When Jesus looked down on the city of Jerusalem, the Scripture says that as he behold the city, he wept over it. These were not the tears of a sinner filled with remorse or of a defeated conqueror or of one who felt sorry for himself. Jesus was weeping because of the spiritual condition of people, because of the blessings they were missing in the here and now, and because of the eternal destiny of their souls. He recognized the dangers to which they were exposed, and he wept because of their refusal to be saved.
Jesus sought to impart and to instill within the hearts of his disciples his own compassionate concern and burning enthusiasm for the salvation of unsaved people. He warned them against the universal tendency of people to put off until tomorrow the task of today by saying, “Say not ye, there are yet four months, and then come harvest? Behold, I say unto you, Lift up your eyes, and look on the fields; for they are white already to harvest.”
Paul permitted the yearning compassion of the Savior for lost souls to invade every compartment and to fully captivate his heart. Paul considered himself to be under the burden of an oppressive debt to a lost world made up of Greeks and barbarians, wise and unwise, Jews and Gentiles – a debt that could be paid only by the proclamation of the gospel, the power of God unto salvation to everyone who believes. It was he who said, “I have great heaviness and continual sorrow in my heart. For I could wish that myself where accursed from Christ for my brethren, my kinsmen according to the flesh” (Rom. 9:2-3). “Brethren, my heart’s desire and prayer to God for Israel is, that they might be saved” (10:1). He also said, “To the weak became I as weak, that I might gain the weak: I am made all things to all men, that I might by all means save some” (1 Cor. 9:22). Because of this compassionate concern for a lost world, Paul could say, “Christ shall be magnified in my body, whether it be by life, or by death” (Phil. 1:20).

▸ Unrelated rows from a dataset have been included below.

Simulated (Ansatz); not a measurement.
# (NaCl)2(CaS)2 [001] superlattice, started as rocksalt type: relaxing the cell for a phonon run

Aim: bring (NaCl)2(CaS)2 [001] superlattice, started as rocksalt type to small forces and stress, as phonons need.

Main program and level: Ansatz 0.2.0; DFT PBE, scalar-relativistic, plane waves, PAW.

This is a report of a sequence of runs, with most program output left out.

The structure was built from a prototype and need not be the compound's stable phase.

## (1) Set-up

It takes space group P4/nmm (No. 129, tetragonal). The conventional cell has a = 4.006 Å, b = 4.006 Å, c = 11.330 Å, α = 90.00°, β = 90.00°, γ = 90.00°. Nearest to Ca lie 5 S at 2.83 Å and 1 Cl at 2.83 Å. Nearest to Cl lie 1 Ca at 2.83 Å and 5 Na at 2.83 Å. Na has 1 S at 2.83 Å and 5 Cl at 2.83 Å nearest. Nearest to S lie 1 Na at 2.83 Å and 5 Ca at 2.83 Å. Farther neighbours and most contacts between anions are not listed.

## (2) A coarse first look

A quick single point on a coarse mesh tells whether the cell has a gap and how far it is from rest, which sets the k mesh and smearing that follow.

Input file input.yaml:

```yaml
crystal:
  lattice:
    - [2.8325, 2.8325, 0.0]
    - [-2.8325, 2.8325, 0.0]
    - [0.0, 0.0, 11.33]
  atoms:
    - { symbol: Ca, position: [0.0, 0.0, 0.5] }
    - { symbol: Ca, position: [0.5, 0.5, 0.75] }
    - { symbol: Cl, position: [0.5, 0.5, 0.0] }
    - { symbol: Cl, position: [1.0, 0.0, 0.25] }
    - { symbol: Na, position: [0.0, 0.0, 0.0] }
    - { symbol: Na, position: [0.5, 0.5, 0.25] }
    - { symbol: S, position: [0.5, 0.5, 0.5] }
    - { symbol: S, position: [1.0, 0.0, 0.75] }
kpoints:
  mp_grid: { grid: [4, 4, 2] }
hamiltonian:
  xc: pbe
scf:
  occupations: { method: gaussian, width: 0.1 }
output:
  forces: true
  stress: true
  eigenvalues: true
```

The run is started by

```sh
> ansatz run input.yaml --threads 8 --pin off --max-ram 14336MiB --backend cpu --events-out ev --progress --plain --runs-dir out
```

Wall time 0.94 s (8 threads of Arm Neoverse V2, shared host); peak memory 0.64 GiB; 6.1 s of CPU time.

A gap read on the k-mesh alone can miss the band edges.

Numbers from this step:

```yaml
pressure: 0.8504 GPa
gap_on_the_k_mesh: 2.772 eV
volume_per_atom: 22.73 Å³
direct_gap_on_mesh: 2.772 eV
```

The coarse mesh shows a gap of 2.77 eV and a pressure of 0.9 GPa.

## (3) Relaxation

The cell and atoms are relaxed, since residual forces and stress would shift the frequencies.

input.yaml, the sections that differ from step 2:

Through the centuries when people have permitted the compassion of Christ for unsaved souls to permeate and saturate their hearts, the church has been blessed, souls have been saved, the citadels of evil have been stormed, the moral standards have been raised, and God’s work has moved forward in a mighty way. On the other hand, when the disciples of our Lord have ignored the perils to which the souls of people are exposed, their compassion has been chilled and their evangelistic zeal has died, and the church has suffered a stroke, resulting in paralysis.